I can rattle off at least 5 or 6 from memory that do things like this: MailChimp, Campaign Monitor, Aweber, iContact, Constant Contact, Vertical Response, Emma, on and on. Just look up email marketing in Google and be overwhelmed.


Huh, so you have to be nuts to want to enter this right?


A couple nights ago I attended a talk given by Dave Hoover of Obtiva about how he helped Mad Mimi get started. Dave's talk was recorded and hopefully will be up on Chicago Ruby soon, so I'll just mention a few things that really stood out.


Mad Mimi actually tried to get started in 2005. Apparently it failed in its first attempt. Not sure about the details. But it sounds like whoever was trying to build version 0.1 couldn't get it off the ground. But Gary Levitt the owner and founder of Mad Mimi sounds like a man with a vision and crazy persistence.


You've got dozens and dozens of competitors. And your first attempt at starting your new business failed. Give up?


Instead he contacted Dave with Obtiva to give Mad Mimi a second try. That effort seems to have paid off. Here's a few takeaways from Dave's talk that stood out.


1) Focus on one type of customer. Gary is a musician and wanted to focus on helping musicians. Mimi even stands for Music Interface something something :) As Mimi started, it was completely targeted at helping Gary's musician friends send out great emails to their fans.


Just like an example out of Geoffrey Moore's Crossing the Chasm's "Bowling Alley" theory, Mimi's success with musicians was like a bowling ball hitting the first pin. After that, it started to hit a lot more pins. The success has spread to clubs and spread to fans receiving those emails. And now many more non-musicians are on it. Seth Godin is a high profile marketing guy and he uses it for Squidoo.


2) Use twitter replies. They've won a lot of customers just paying attention on Twitter to people that need things. Someone having trouble with a competitor? There they are offering a nudge to check out Mimi.


3) Total dedication to customer support. An important feature for them was adding a "Chat to Support" button in Mimi that opens up a 37signal's Campfire chat. Customers love having someone to ask questions to in real time and only a click away.

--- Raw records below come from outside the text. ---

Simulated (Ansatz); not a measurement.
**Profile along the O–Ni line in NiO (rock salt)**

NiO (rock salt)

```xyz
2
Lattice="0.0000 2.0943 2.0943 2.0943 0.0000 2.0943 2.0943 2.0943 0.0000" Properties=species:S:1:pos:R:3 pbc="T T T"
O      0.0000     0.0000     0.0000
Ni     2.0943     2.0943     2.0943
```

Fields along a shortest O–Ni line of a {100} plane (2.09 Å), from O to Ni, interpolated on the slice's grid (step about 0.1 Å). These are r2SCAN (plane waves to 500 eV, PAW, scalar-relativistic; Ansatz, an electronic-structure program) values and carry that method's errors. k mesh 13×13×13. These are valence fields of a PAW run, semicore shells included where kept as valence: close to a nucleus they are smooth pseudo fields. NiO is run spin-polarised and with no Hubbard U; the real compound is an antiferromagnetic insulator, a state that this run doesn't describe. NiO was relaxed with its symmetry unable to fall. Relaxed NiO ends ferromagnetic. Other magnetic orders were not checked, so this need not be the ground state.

Their customer support doesn't stop there. Here's one example of how crazy they are with paying attention to their customers' needs. The head of customer support (Gary's brother Dean) heard on Twitter that one of their customers was traveling to New York and was looking for a place to stay. Dean had that guy stay with him at his own place in New York. :)


Dave gave a great talk. I'll update this post if I see the video online. Obtiva and Mad Mimi seem to be a couple companies worth paying attention to.